Optimization Using Gradient ✅

In this section, we will introduce two different topics:

Optimization using gradient based methods.
PyTorch API for managing gradient computation automatically.

import numpy as np
import torch
import matplotlib.pyplot as pl

1 Potential function

A potential function \(f\) is a function mapping from a vector space to a scalar.

\[ f : \mathbb{R}^n \to \mathbb{R} \]

Consider an example of:

\[ f : \mathbb{R}^2 \to \mathbb{R} : (x_1, x_2) \mapsto (x_1^2 + x_2^2) \]

def f(x):
    return x[0] ** 2 + 2 * x[1] ** 2

We can visualize this 2D potential function with a contour plot.

xs = np.linspace(-6, 4, 100)
ys = np.linspace(-6, 4, 100)

xx, yy = np.meshgrid(xs, ys)
coord = np.concatenate([xx[:,:,None], yy[:,:,None]], axis=-1)
coord = coord.reshape(-1, 2).T

z = f(coord)
z = z.reshape(100,100)

pl.set_cmap(pl.get_cmap('jet'))
pl.contourf(xx, yy, z, levels=100)
ax = pl.gca()
ax.set_aspect('equal');

2 Gradient Based Optimization

The gradient of \(f\) is easy to compute by hand:

\[ g= \nabla f(x_1, x_2) = \left[\begin{array}{c} 2x_1 \\ 4x_2 \end{array}\right] \]

def g(x):
    return np.array([2*x[0], 4*x[1]])

Interpretation of gradient

At any particular location \(x_0\in\mathbb{R}^n\), the gradient \((\nabla f)(x_0)\in\mathbb{R}^n\) is a vector.
\((\nabla f)(x_0)\) points to the direction that \(f\) increases at the fastest rate around \(x_0\).
Conversely \(-(\nabla f)(x_0)\) is the direction of the fastest decrease of \(f\) around \(x_0\)
The magnitude of \(|(\nabla f)(x_0)|\) is the rate of change.

3 The Gradient Descent (GD) Minimization Algorithm

The most basic form of the GD algorithm is to following the gradient with small steps.
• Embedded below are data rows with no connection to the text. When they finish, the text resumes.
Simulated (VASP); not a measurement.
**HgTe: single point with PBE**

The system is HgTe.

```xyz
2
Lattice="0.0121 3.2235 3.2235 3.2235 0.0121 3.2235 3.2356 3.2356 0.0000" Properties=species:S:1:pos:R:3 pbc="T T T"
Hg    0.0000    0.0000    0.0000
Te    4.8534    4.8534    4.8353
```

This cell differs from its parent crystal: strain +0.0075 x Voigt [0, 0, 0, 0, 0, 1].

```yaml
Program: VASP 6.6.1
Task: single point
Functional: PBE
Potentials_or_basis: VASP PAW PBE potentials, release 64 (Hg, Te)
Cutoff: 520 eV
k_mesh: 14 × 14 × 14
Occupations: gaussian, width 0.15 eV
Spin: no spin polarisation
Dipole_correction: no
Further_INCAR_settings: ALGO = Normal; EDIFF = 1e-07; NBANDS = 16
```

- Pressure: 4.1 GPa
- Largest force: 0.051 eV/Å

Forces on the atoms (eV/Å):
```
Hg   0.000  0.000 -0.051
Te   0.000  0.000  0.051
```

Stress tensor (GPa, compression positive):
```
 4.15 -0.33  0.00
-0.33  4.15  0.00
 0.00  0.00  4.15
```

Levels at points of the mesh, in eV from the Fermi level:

initialize x to some location
for i in range(num_steps):
    grad = (∇f)(x)
    x = x - step * grad

We need to tune step size.

#
# the GD algorithm that tracks the path
#

def GD(x0, step, num_steps):
    x = np.array(x0)
    history = [[x[0], x[1], f(x)]]
    for i in range(num_steps):
        grad = g(x)
        dx = step * grad
        x = x - dx
        history.append([x[0], x[1], f(x)])
    return np.array(history)

history = GD((-5, -2), step=0.1, num_steps=20)
history.round(1)

array([[-5. , -2. , 33. ],
       [-4. , -1.2, 18.9],
       [-3.2, -0.7, 11.3],
       [-2.6, -0.4,  6.9],
       [-2. , -0.3,  4.3],
       [-1.6, -0.2,  2.7],
       [-1.3, -0.1,  1.7],
       [-1. , -0.1,  1.1],
       [-0.8, -0. ,  0.7],
       [-0.7, -0. ,  0.5],
       [-0.5, -0. ,  0.3],
       [-0.4, -0. ,  0.2],
       [-0.3, -0. ,  0.1],
       [-0.3, -0. ,  0.1],
       [-0.2, -0. ,  0. ],
       [-0.2, -0. ,  0. ],
       [-0.1, -0. ,  0. ],
       [-0.1, -0. ,  0. ],
       [-0.1, -0. ,  0. ],
       [-0.1, -0. ,  0. ],
       [-0.1, -0. ,  0. ]])

pl.contourf(xx, yy, z, levels=100)
pl.plot(history[:, 0], history[:, 1], '-o', color='red')
pl.text(history[-1, 0], history[-1, 1], '%.2f' % history[-1, 2], color='red')
pl.gca().set_aspect('equal');

3.1 Learning rate too small

Selecting the step size is a crucial part of the optimization solution.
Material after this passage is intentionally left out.